UMaine Building 256 Node G5 Supercomputer

WinX · Jul 14, 2004

iChan said:
seeing as the earth simulator costed $300m+, isn't it just a matter of time before some one out there plops down $100m+ on an xserve Supercomputer? I mean, Apple supercomputers scale linearly and therefore, the extra money put into an XServe cluster will have a direct correlation with the increase in power.

let's see... going on VT's original "Big Mac" which cost $5.2M, they got 10.28TFlops.

The Earth Simulator cost $300m+ and "only" produced 35.86TFlops.

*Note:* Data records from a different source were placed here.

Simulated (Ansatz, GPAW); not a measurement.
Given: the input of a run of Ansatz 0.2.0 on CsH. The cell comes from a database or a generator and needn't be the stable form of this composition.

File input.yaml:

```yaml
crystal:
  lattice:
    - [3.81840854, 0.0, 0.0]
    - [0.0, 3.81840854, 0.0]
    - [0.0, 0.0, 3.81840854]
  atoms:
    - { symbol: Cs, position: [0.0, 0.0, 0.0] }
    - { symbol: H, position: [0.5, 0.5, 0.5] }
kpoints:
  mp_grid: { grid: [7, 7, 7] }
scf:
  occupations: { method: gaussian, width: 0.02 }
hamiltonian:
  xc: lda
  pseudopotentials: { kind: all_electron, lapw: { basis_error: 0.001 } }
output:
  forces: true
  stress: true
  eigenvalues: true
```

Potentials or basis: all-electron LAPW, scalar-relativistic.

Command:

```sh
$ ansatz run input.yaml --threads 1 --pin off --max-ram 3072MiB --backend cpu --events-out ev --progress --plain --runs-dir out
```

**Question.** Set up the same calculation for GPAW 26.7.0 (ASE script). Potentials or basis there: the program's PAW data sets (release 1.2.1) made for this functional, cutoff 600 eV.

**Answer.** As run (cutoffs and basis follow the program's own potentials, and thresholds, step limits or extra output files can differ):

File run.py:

therefore, if someone out there spent $300m on an apple cluster, then they can probably get 593TFLOPS!!!!! WHOAH!!!!! that would OWN anything out there in the world!!!
what does every think...?? should it be done? is my reasoning incorrect?

A major difference between a real supercomputer like the Earth Simulator and a cluster built as a collection of inexpensive machines is data bandwidth.

The 1GHz FSB "elastic interface" between a Xserve G5's 2GHz CPU and its memory controller has an effective bandwidth of about 3.2GBytes/sec. That bandwidth is only sufficient to send about 400 million 64-bit floating-point numbers per second to each CPU for number crunching -- i.e. about 400Megaflops per CPU, or 0.8GFlops per dual-CPU 2GHz Xserve.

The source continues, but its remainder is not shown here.